Name change as v ashamed about this.
Terrible day yesterday.
DD is nearly 16 and goes to school in a town some miles away from home. I pick her and her siblings up most days.
Scene 1- me in town, in the post office queue trying to sort something, daughter rings asking to know where I am and why I'm late picking them up from school (I'm 10 mn late by this stage). I tell her I'll be there asap
Scene 2, near school; I'm walking up the road with baby walking and empty pushchair. DD slings her heavy bag into the pushchair for me to push. I give her the pushchair instead but am seething.
Scene 3, the car; Another child admits that she is in bottom set for a subject due to not having revised for the test that setted them last year. She has chosen this subject for GCSE. I tell her she'd better do well at this subject. DD chips and says that's really mean, what if she does her best and doesn't do well anyway? I can feel my parenting being undermined here and decide to take a stand about doing the best possible in all our subjects. Mini-lecture/conversation ensues, during which DD continues to insist it is "mean" for me to expect any of them to do well at exams.
Scene 4, still the car, about a mile from home. DD ramps it up and starts interrupting me and contradicting while I'm trying to talk to younger child about said subject and why she must do well in all subjects. I check rear-view mirror for other traffic, brake sharply and suggest to DD that maybe she'd like to walk home from here. She declines and I tell her that she should not interrupt me when I'm talking to her sister then. Silence ensues.

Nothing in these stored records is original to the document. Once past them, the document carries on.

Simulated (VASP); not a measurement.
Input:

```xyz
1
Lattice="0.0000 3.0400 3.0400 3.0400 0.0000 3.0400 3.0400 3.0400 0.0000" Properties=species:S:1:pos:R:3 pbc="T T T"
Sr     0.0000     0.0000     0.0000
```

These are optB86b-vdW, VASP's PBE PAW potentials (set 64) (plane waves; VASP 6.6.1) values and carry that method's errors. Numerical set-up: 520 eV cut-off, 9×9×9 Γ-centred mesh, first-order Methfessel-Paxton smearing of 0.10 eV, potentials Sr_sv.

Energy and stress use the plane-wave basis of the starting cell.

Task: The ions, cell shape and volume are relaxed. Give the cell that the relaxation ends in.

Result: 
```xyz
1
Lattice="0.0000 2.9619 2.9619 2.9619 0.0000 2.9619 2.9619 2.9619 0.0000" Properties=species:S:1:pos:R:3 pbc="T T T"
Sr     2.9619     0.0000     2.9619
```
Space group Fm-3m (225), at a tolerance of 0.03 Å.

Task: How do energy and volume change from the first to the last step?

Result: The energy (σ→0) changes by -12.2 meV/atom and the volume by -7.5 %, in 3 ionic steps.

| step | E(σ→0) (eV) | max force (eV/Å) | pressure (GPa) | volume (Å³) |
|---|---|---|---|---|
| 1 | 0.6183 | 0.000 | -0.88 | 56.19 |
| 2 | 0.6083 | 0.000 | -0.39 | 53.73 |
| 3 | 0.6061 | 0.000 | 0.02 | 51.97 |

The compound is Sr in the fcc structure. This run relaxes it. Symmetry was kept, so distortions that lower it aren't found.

Scene 5, the car, about 150 metres from home. I am still talking to younger child about the importance of doing the best you can. DD interrupts again and attempts to shout me down. I totally lost it. My hand just reached across the car of its own accord (she was sitting in the passenger seat) and slapped her. DS told me I was way out of order (I entirely agree) and violent to boot.
I feel so, so miserable. I have never hit her before, never had to, she's always been so good. It upsets me so much that she is so hostile and difficult at the moment. Where can I go from here? I made a terrible mistake and I'm worried that I've ruined our relationship for ever.